New data and tools bring a deeper understanding of El Niño
Updated maps document expected impacts of ENSO conditions for decision makers across the globe.
In 2001, the International Research Institute for Climate and Society’s Simon Mason and Lisa Goddard published an important analysis of how El Niño and La Niña events historically have influenced rainfall around the world. Out of that analysis they produced a set of influential maps to illustrate these ‘teleconnections’, as they’re called. The maps have been widely used and disseminated by humanitarian organizations, government ministries and media organizations to better understand and anticipate the global, regional and local consequences of ENSO.
Columbia University graduate student Nathan Lenssen has been working with Goddard, his Ph.D. advisor, and Mason to update their 2001 work with two decade’s worth of additional data and understanding about El Niño and La Niña. They published their results in the journal Weather and Forecasting in September.
In the Q&A below, Lenssen delves into the motivation behind the update.
Why was the work by Mason and Goddard so influential? Why is it important now to update these tools?
The maps that Simon Mason and Lisa Goddard generated were important because they provided a high-resolution, global analysis of how El Niño and La Niña events impact precipitation for every season. They summarized these impacts, called ENSO teleconnections, in easy-to-interpret maps. By looking at these maps, users could quickly determine the typical effect of El Niño or La Niña on precipitation across the world.
Importantly, their methods did not assume that ENSO’s effect on precipitation was linear, i.e., that a location that experiences greater-than-normal rainfall during El Niño years should experience less-than-normal rainfall during La Niña years. By doing it this way, they were able to detect some teleconnections that previous methodologies couldn’t pick up.

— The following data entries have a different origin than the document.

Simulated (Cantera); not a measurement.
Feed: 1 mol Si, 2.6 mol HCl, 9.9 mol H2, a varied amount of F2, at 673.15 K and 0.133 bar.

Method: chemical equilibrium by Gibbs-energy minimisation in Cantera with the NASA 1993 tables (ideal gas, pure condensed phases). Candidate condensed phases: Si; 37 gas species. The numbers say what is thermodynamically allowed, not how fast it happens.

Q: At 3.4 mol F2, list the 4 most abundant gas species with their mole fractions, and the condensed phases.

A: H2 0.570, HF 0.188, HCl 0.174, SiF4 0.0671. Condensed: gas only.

The study we just published updates this work and provides the scientific community with a new global, high resolution dataset that quantifies the historical precipitation impacts of ENSO. We have an additional 20 years of data since that original study, extending the analysis to cover the period from 1951 through 2016, which adds numerous strong ENSO events, like the 2015-16 El Niño and the 2010-11 La Niña. In addition to adding in more data, we improved the underlying method that accounts for uncertainty in the datasets. This allowed us to screen out missing data and increase the power of our statistical method. With these improvements, we were able to detect many new El Niño and La Niña teleconnections not found in the original 2001 analysis.
New maps based on an updated analysis of the impacts that El Niño (top) and La Niña (bottom) events have on global precipitation patterns.
ENSO events are important drivers of seasonal rainfall and temperatures. What impact does the updated analysis have on seasonal climate forecasting?
Our study uses simple seasonal forecasts that emulate forecasts users may make with ENSO teleconnection maps. Verification of these simple forecasts allows us to compare the performance of the IRI seasonal forecast with much simpler, but more accessible, seasonal forecasting techniques that are often used in practice.
The study provides a few important results to the seasonal forecasting community. First, we show that simple representations of ENSO teleconnections can be useful forecasts in of themselves. It is our hope that these maps and the associated skill analysis serves as a tool for forecasters and other scientists working in climate services to communicate the effects of ENSO, the need for uncertainty in seasonal forecasts, and the value of simple and state-of-the-art seasonal forecasts.
Second, it emphasizes the need to communicate the uncertainty of seasonal forecasts. We found that simple seasonal forecasts that quantify uncertainty through probability statements have greater skill than comparable simple forecasts that do not.
Finally, we have created a dataset of these simple forecasts to serve as a meaningful benchmark for further development of seasonal-forecast systems. Evaluating the skill of forecasts relative to historical impacts provides a higher and more meaningful bar. Adoption of these maps in the verification of seasonal forecasts by researchers who develop seasonal climate prediction systems at the IRI and at other centers will result in better identification of regions where seasonal forecast systems excel and need improvement.
Why is it important that forecasts be “translated”? What are some examples of the sorts of audiences and needs do these forecast adaptations address?
Interpreting probabilistic information is difficult in the best of circumstances and many potential users of seasonal forecasts do not have the expertise in climate science to apply the output of the IRI seasonal forecast to their specific question. Translation of a forecast is taking the forecast output and putting it in a form that makes it applicable to a real-world problem. A forecast that says it is most likely best to plant more corn than normal this year is much more actionable than a forecast that says there is a 60% chance of more rain than normal this growing season.
This study was motivated by people at the IRI observing that many end-users rely on simple ENSO teleconnection maps to make forecasts. When it is announced El Niño is coming, some users will look at one of these maps and use the marked anomaly for their decision making.
In our study, we sought to determine how good these forecasts were, when they were inferior to the IRI seasonal forecasts, and when the teleconnection maps were sufficient. We found that for most of the tropics, using the teleconnection map was better than no forecast at all, but that the IRI forecast almost always resulted in a better forecast. The finding that the teleconnection maps perform better than no forecast and very well in some regions allows the further development of simplified seasonal forecasts products tailored for specific regions.